Search & Match Algorithm

Normalised Scoring

Our search algorithm outputs raw scores for each field in a non-normalized way and they can be arbitrarily large depending on the type of the field. In order to make these scores usable, we need to normalize these scores to give a percentage score that is easily understood and comparable.

To do so, we calculate the maximum possible score for each category by taking the sum of each field's highest score and using that as the reference when calculating the % overall score for each resume.

Worked example

Search parameters: Job title and years of experience are specified

  • First candidate:
    • Job title score = 0.8
    • Years experience = 1
    • Overall score = 1.8
  • Second candidate:
    • Job title score = 1.6
    • Years experience = 0
    • Overall score = 1.6
  • Maximum score:
    • Highest job title score = 1.6
    • Highest years experience score = 1
    • Overall maximum score = 2.6
      • Candidate A = 1.8/2.6 = 69%
      • Candidate B = 1.6/2.6 = 62%

Category weights are applied to category scores to influence the overall percentage score.

Inverse Document Frequency

To determine the match for each category, Affinda’s search algorithm considers the relative frequency that a search term appears within resumes or job descriptions. This means that the category scores will consider how rare a match for this criterion is across the wider pool of candidates and as such associate higher relevance or importance to this particular criterion.

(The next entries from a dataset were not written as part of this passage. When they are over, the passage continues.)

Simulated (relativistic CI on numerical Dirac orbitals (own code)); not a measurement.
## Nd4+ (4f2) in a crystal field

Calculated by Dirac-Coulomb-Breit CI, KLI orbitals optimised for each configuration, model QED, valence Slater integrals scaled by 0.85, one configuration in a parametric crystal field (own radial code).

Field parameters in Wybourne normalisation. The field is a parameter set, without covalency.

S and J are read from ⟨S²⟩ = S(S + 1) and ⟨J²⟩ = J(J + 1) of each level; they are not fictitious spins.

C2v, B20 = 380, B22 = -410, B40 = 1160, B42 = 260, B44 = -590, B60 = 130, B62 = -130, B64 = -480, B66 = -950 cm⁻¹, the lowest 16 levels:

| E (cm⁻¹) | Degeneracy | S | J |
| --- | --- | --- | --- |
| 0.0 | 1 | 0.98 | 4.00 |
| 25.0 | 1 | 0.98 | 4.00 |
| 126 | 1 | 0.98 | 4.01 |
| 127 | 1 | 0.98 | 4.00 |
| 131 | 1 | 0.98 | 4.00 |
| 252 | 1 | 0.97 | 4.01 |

The result of this is that very common and often generic skills or other criteria (such as management, leadership, and communication) will have a much lower impact on the overall category score compared to more specialised things very relevant to the job or industry. See below for some worked examples in action.

Worked examples

Example 1:

Search terms - ’python’, ‘communication’

Candidate A - matches on python but not communication

Candidate B - matches on communication but not python

Result - Candidate A scores higher than Candidate B. The frequency of the term ‘python’ is lower than ‘communication’ across the entire pool of candidates searched.

Example 2:

Search term - job title: ‘reinsurance analyst’

Candidate A – job title is ‘reinsurance associate’

Candidate B – job title is ‘’financial analyst’

Result - Candidate A scores higher than Candidate B. While both candidates match one of the terms in the search, the frequency of ‘reinsurance’ is far lower than ‘analyst’ in the candidate pool so Candidate A scores higher.